Monday, March 23, 2009

Name That Party! NY State Senator Hit With Felony Assault Charges

You would figure somewhere in this 11-paragraph story they'd find room to identify the party he belongs to. Apparently for CBS2 the fact he's a Democrat isn't relevant.
New York state Sen. Hiram Monserrate was indicted Monday morning on a felony assault charge in Queens after allegedly attacking his girlfriend during an argument, CBS 2 has confirmed.

Monserrate, a former New York City councilman who was sworn into office as Senator in January despite the looming charge, will be arraigned later this week.

Monserrate was charged with assault and weapon possession after Karla Giraldo's face was slashed on Dec. 19 at his Queens home. Both Monserrate and Giraldo say the incident was an accident -- Monserrate told police that he tripped while holding a glass of water and that the glass accidentally hit her. The Queens district attorney's office said the case is pending.

But authorities say evidence, including surveillance videos, paints a more violent picture of a heated argument and a frightened, bleeding woman in distress. Investigators say Monserrate purposely smashed her face with broken glass in an apparent jealous rage.

The videos come from several cameras in the apartment building. The first shows the two arguing and Monserrate throwing a policeman's union card down a garbage chute, according to a law enforcement official, speaking on the condition of anonymity because the investigation is ongoing.
ABC7 doesn't find his part affiliation newsworthy either. To their credit, the New York Times identifies his party.
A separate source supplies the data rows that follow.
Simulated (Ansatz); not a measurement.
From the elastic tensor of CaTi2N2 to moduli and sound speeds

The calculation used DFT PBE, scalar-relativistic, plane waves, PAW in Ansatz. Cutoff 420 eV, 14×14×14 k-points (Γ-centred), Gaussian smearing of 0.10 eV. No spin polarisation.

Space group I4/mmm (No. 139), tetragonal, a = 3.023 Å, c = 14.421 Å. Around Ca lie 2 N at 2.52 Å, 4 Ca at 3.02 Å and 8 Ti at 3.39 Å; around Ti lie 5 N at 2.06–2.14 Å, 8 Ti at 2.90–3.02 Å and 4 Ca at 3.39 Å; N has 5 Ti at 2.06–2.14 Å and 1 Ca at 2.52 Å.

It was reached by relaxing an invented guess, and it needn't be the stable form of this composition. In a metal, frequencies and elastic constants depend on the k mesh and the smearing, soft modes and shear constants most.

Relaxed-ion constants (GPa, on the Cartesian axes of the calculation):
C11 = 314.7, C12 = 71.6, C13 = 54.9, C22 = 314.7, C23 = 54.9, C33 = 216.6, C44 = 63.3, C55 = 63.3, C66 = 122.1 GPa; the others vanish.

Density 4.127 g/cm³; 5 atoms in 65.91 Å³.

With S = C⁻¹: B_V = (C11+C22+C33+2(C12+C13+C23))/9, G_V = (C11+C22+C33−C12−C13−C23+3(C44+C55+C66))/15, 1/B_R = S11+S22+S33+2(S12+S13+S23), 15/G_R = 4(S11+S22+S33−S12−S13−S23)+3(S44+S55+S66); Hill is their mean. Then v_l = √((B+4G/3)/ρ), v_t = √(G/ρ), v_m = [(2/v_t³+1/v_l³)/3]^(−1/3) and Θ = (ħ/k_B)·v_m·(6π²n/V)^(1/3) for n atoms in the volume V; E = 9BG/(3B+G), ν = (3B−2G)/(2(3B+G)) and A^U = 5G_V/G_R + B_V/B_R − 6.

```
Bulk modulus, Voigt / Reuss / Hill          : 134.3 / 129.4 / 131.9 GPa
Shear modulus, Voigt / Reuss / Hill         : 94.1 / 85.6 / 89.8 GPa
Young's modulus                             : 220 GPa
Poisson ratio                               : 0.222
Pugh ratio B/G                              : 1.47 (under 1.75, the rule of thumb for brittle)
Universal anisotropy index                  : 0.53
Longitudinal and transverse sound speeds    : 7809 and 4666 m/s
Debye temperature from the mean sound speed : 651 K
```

As the NY Post notes, Democrats thought so little of this brutal assault they rewarded this monster with a chairmanship.
Meanwhile, Monserrate was sworn in to office in January, part of an influx of new lawmakers who helped Democrats gain control of the Senate for the first time in four decades. He was also appointed chairman of the Consumer Protection Committee. Some lawmakers (read: Republicans) and women's groups criticized the decision to seat the freshman Democrat, saying he should not be sworn in until the criminal case was resolved.